Romani: A Nomadic Language

Romani girls

Romani girls

Last week we took a look at the multilingual Austro-Hungarian Empire. Of the at least 14 languages spoken in the realm, how many did you recognize? Surely the German and Hungarian “flagship” languages are well known, but not all of the others may have been familiar. In particular, we’d like to dedicate our attention to one of the more obscure elements of the list, a language which despite its perpetual minority status is of great interest for language enthusiasts and of great relevance for modern European society.

Romani is certainly not a household name as far as languages go, and this is likely because it is not now nor has it ever been linked to a nation, state, kingdom or political body of any sort. As a matter of fact the name by which the Romani, or Rom, people are more commonly known is synonomous of an intinerant, landless population — Gypsy. The Romani always have been and for the most part continue to be nomadic.
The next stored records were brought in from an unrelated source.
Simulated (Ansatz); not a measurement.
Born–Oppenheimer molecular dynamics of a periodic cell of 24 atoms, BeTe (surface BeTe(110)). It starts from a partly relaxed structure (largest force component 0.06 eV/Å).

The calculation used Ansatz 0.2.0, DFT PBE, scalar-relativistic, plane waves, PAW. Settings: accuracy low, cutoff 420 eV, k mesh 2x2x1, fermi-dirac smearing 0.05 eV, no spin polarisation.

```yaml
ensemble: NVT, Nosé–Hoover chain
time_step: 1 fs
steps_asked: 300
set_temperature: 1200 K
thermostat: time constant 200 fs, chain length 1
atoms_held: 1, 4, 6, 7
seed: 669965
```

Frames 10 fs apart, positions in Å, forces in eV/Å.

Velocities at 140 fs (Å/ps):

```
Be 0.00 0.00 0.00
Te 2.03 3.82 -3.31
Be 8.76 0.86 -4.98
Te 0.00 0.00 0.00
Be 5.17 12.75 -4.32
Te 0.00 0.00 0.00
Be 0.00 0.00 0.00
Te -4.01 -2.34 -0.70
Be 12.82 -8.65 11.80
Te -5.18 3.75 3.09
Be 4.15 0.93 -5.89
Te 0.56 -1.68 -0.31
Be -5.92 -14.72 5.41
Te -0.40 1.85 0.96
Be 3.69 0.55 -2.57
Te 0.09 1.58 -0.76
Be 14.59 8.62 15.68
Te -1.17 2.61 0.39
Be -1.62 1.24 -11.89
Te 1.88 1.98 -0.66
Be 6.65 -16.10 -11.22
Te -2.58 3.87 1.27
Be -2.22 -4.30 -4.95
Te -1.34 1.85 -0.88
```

The beginning of the Romani people’s journey can be traced back to India, and it is here that their language has its ancestral home as well. The řomani čhib (language of the Rom) belongs to the Indo-Aryan language group of the Indo-European family and is related to languages such as Hindi and Urdu which are now the principal national languages, respectively, of India and Pakistan.

However, the Romani language preserves evidence not only of its people’s origin but of the path of their journey as well. Linguistic evidence has proven that it is not likely that the Romani left the Indian subcontinent before 1000 A.D. Lexical influences from Persian (Farsi), Armenian, Georgian, and Kurdish show that they probably sojourned in the Caucasus and in Anatolia (a historical region corresponding to the Asian part of modern-day Turkey without the eastern Armenian Highlands). Above all, Romani contains signs of a heavy influence from the medieval Greek spoken in the Byzantine Empire. At the time that the Romani likely first crossed over into Europe, the imperial city of Byzantium (now Istanbul) presided over the gates to the continent.

Although their journey didn’t stop at Byzantium, the countries with the highest percentages of Romani are in the historical area of influence of the Eastern Roman Empire. Romania is at the top of this list with its more than 1 million Romani, but the similarity in the name of the country and the people is a sheer coincidence. The name Romani comes from the word řom, meaning “a member of the group” or “husband”, whereas Romania is a reminder of the region’s history as a Roman province.

The Mongol invasion of the 13th century likely pushed the Romani people further into Europe, and they can now be found as a minority population in most urban realities in Europe. Its more than 3.5 million speakers make it is the most important minority language in Europe by number, although the diffused nature of the Romani has led to the development of a variety of dialects.

Whereas in many other parts of Europe the Romani language has continued to subsist alongside the national language or languages, it started to disappear in the United Kingdom near the end of the 19th century. Nonetheless, traces of the language have persisted in the speech of the British Romani and these elements of vocabulary have now been identified as Angloromani. Some of these words have achieved usage in the broader English-speaking community, including pal, which comes from the Romani word phal or phral meaning “brother” and nark, from the Romani word nak which means “nose.”

Despite its lack of literature and political realization, Romani is a language as rich and colorful as its speakers. It has many unique grammatical features, such as having no verb “to have.” Possession is expressed with the verb “to be”, by saying something like “it is with me.” Linguists warn us against associating this grammatical feature with the Romani people’s nomadic nature and relative lack of possession, as some other languages (Irish, Welsh, Finnish, Russian and others) have this feature as well. However, we can’t help but find the link between language and life style interesting all the same.